Climate change impacts, from heatwaves to more severe flooding, are surging around the world.

In response, demand for action on climate risks is rising fast, as activists from Greta Thunberg’s school strike movement to Extinction Rebellion protesters take to the streets.

Scientists say efforts to reduce climate-heating emissions must happen very quickly, or an international goal to prevent the worst effects of climate change could be lost within a decade.

What could help stop global emissions increasing?

Some scientists, environmentalists, politicians and even fossil fuel companies think planting trees is an important part of the solution.

To grow, trees absorb carbon dioxide, the main gas heating up the planet. Planting new trees could lead to more carbon dioxide being sucked out of the air – and less warming of the climate.
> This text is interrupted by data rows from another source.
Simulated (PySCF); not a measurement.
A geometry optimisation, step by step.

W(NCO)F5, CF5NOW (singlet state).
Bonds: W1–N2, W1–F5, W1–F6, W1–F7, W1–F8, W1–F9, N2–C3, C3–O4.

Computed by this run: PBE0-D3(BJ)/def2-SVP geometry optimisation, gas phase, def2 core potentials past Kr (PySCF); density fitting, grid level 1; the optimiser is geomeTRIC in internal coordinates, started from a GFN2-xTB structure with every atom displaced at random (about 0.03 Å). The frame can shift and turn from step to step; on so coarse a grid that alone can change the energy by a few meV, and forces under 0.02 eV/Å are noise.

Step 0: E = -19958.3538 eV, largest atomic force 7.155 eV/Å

Conveniently, pretty much everyone likes doing it too. It’s the one piece of environmental action politicians both conservative and liberal can agree on, whether or not they worry about climate change. Children can take part and it makes for great photos.

CONTESTED LAND

But could we really plant enough trees to deal with climate change?

Scientists say if we planted 1.2 trillion more trees over an area about the size of the United States, they could absorb about two-thirds of the climate-heating emissions from human activity.

But they take decades to grow – and just planting them doesn’t ensure they will survive and grow into big carbon-absorbing trees.

Some of the land where they could be planted is owned or used by people who might want to do other things with it, from grazing sheep to installing solar farms, growing food or opening mines.

Some of it belongs to indigenous groups and others who could face threats to their rights to the land.

With the world’s population still growing, along with demand for food, turning over much more land to trees could lead to rising hunger too.

Planting trees to deal with climate change is gathering interest just as the world’s existing forests are being rapidly cut down for fuel, development projects and more farmland – or being lost to wildfires.

Existing natural forests, particularly in the tropics, are the best at absorbing carbon dioxide and safeguarding the world’s wildlife and other biodiversity. Protecting those forests should be a top priority, scientists and conservationists say.

FOSSIL FUEL COP-OUT?

Among those supporting “nature-based solutions” to climate change, such as tree planting, are oil and gas companies.

As pressure to slash climate-changing emissions grows, they see planting trees as a way to contribute while offsetting their own company emissions.

But scientists say tree planting must come alongside a reduction in gases from burning fossil fuels - not as a replacement for those cuts.

Emissions from using oil, gas and coal need to fall to nearly zero by mid-century or earlier to avoid the worst impacts of climate change, scientists say.

So while planting more trees is great for everything from cutting air pollution to improving mental health and keeping us cooler in heatwaves, it’s not going to deal with climate change on its own. 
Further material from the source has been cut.